Harvard Study Confirms Shale Benefits
Just a few months in, 2013 is proving to be a very frustrating year for ideologically motivated environmental activists seeking to ban hydraulic fracturing. So far, they have been confronted with three important facts: a plurality of Americans supports the technology, politicians in both parties are accepting it as a means to improve both the economy and environment, and the President’s nominees to lead the Department of Energy and Environmental Protection Agency have both declared that natural gas, and by extension hydraulic fracturing, is a key component of the nation’s energy future.
Now, compounding this frustration, a new report from researchers at Harvard’s Belfer Center for Science and International Affairs makes clear why activists’ efforts are failing — and will likely continue to do so. Specifically, the report found that, on a global scale, “a long-term domestic supply of natural gas is expected to yield environmental benefits,” as the fuel “has the lowest carbon dioxide emission factor at combustion of any fossil fuel.” The study also observes that shale development is certain to continue well into the future, noting that “unconventional fossil fuel extraction from shale formations has already transformed the U.S. energy portfolio,” and that, as a result, “unconventional oil and gas are poised to dominate the U.S. market in the coming decades.”

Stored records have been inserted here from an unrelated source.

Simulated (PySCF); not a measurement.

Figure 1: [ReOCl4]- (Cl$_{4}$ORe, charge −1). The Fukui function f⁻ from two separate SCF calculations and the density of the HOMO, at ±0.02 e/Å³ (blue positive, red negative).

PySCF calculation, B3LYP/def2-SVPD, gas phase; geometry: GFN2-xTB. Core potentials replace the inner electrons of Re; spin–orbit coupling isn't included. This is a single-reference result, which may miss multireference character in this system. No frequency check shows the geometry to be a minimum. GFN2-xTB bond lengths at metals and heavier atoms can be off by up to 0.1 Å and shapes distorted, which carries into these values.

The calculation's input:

The study also took a closer look at development in the Bakken, Barnett and Marcellus shale basins to identify environmental concerns and whether or not practices are being implemented to mitigate those concerns. Here again, activists were served a bitter pill. Even though the researchers suggested the industry typically has a “slow rate of adoption” of environmental mitigation (which simply isn’t true), they nonetheless concluded that “the degree of adoption across available technologies highlights characteristics of successful environmental mitigation strategies.” In other words, the industry is proactively addressing environmental concerns through the rapid advancement of new technology.
Now, that’s not to say the study didn’t find any areas in need of improvement. Indeed, there were about twenty items — ranging from “laying reusable mats over well pad site and planned access routes, rather than laying gravel” to “setting surface casing at greater depths.” But, as you can see, the suggestions offered by the researchers don’t point to any inherently troubling concerns with hydraulic fracturing and shale gas development. A few examples:
- Wastewater recycling and reuse
- Laying impermeable liners over well pad sites to reduce the risk of oil and surface water contamination
- Cementing intermediate casing, if present, to surface
- Collection and analysis of surface and subsurface data, used to inform planning and real-time management of hydraulic fracturing jobs
- Conducting small-scale test run before commencing full hydraulic fracturing job
- Reuse of drilling fluids and muds
- Capturing fugitive methane by implementing green completions, replacing high-bleed valves, and installing vapor recovery units on tanks
- Burying corrosion-resistant lines and pipes for longer-term operations
- Planning multiple wells per pad
What ties these (and many others in the report) together is that they’re already being implemented across the country, something that the Harvard researchers also noted. Closed-loop systems are in use in the Marcellus, and many operators are already recycling fluids and drilling muds. Operators have also begun implementing central water conveyance systems in many areas, and green completions are also increasingly being utilized (MIT previously found that such technology had been adopted at a far higher rate than previous studies had estimated). Green completions will also be required for nearly all natural gas wells beginning in 2015.
So, in summation, one of the nation’s pre-eminent academic institutions took a closer look at a process that fringe environmental groups describe as being an “inherently dirty and dangerous process that decimates entire landscapes.” Because they were interested in facts instead of hysteria, they came to a completely different conclusion. Indeed, their review indicated that shale development will provide significant environmental benefits, and that reducing environmental footprints even further is not only possible, but is actually a task already in progress.
In sum, the Harvard study is good news for those of us who view shale development as a valuable part of our energy future, as well as those of us who are interested in solutions and progress. In that sense, it’s yet another reminder that those who want to demagogue “fracking” in order to raise funds from wealthy donors are actually arguing against expert consensus.